Desperate sellers are giving their houses away
Florida Housing Crash, The Economy, Real Estate September 2nd, 2008
More signs that the real estate crash is far from over. This from the New York Times:
Homeowners are struggling nationwide. But here in South Florida, the reversal of fortune has been especially severe, scrambling the psychology of a community that has historically treated real estate as a game of how-rich-can-you-get.
Overdeveloped and still building, this remains a place where conversations about the market are sugared with a rush of dreams and speculation. Now, though, people start with “if only I had sold when,” rather than “I should have bought.”
Home values in the Miami area rose reliably for 86 consecutive quarters, or 21 years, according to the Office of Federal Housing Enterprise Oversight. Then last fall, they started dropping.

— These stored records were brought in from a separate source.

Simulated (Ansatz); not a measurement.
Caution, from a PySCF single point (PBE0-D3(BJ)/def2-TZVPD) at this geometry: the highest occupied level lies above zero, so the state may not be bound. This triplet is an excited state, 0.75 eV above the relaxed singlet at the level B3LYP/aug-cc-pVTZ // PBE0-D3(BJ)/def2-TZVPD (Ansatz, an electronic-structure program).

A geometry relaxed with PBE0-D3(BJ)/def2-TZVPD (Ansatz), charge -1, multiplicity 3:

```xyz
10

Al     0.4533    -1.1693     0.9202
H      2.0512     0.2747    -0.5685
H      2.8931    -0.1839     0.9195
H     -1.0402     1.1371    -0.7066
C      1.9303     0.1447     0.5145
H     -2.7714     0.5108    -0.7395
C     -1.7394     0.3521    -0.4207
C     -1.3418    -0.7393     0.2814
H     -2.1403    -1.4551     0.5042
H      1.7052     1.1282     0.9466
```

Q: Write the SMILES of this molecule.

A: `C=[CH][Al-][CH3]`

The declines have been significant. The widely respected Case-Shiller index reported last week that prices of previously owned single-family homes in Miami fell by 28.3 percent over the last year, second only to Las Vegas, where home prices dropped 28.6 percent.
Analysts said it could take another year before the local market stabilizes.
“It flew the highest and the farthest during the boom days, and now it is falling the hardest,” said Michael D. Larson, a real estate analyst with Weiss Research, an investing research firm in Jupiter, Fla.